What is making me sweat at this moment is - the shift from managing to creating. I notice a few key differences that make these new Entre courses in Entrepreneurship hot on my face. Bon appetite.
- I was a very successful manager of teams and processes . Now i have manage my own mojo.
2. I was a very competent decision maker and judge of options. Now i struggle to choose the chaos in my mind. Each decision seem to shift from great to grubby in an instant.
3. I was an expert orchestrator of groups. Now i talk myself to masturbation.
4. I was a charming presence on stage. Now its me and my mirror.
5. I was a smooth at schmoozing. Now i stare at my screen and scream.
6. I was a big spender with a fat cheque book. Now i bargain in the supermarket isle with the cashier.
7. I was a big title in the corner office. Now my couch doubles up as my bed.
So what is the big deal difference …
For me its the difference between Managing vs.Creating that seems to be my biggest brain shift on my journey of becoming my own brand.
I spend a lot of time being a creator of things. It could be a new article or a blog or a new website widget or a new accounting rule to learn regarding paying my taxes. Everything is an act of creativity.
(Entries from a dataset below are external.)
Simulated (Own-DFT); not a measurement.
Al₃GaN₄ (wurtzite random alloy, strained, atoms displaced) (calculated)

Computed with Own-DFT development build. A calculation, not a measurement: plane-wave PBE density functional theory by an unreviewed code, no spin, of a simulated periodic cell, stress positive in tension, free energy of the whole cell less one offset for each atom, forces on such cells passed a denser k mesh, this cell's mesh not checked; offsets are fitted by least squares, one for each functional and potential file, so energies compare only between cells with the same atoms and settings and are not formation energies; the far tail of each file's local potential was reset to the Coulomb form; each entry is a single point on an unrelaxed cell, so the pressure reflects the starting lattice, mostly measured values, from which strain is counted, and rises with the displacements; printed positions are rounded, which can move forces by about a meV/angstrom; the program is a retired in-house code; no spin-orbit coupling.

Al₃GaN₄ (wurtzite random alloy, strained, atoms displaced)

The highs come when the ideas flow and become real but its hell when i get stuck and feel the mountain of minutiae. I have no one to ask for help in the moment.
Its a lonely journey. Step by step. If you give up no one is there to keep you going. In my past life i could delegate/lower my standards/ignore and no one would stop my pay cheque.
But now its all down to how hard i slog and how much i create. The more and better, the higher the chance i will be heard, read, paid.
I used to pride myself for being a visionary leader of teams but being self driven is much harder.
Corporate life is like being in an army. The rules become the hand rails. The group self corrects and self orchestrates. You can kind of blend in and bleed out. But in the open entrepreneur ocean you are pretty much on your own clock and you set the rules.
I tell you guys its not sexy at all to be free from the 9/5. Yet i toil. I toil because when i am in the flow its heaven. I lose my sense of time, i forget to eat, shower. I write about my dreams at 4 am and scribble notes for my first podcast on my shower wall with my shampoo fingers.
Its a tragic love story right now. Me in love with my muse while she looks disappointedly from a distance.
But i have survived one more day even though my ego mind wants me to quit so bad.
I am constantly playing ping pong with quitting my entrepreneur hustle and applying for jobs and plodding on the mission of becoming a happy spiritual self employed millionaire.
The trick i am using right now to keep my mind motivated is that i have also polished my CV and i apply for 30 minutes every day to jobs in the middle of building my website and writing and podcasting. Its like the training wheels on a bike…eventually they come off. But for now they are my escape button out of this hot hellish title called `Founder’. I need to lighten up and shut up and keep digging. I know.
If you are in my shoes, show some love and share me some of what you are smoking in your wet trenches.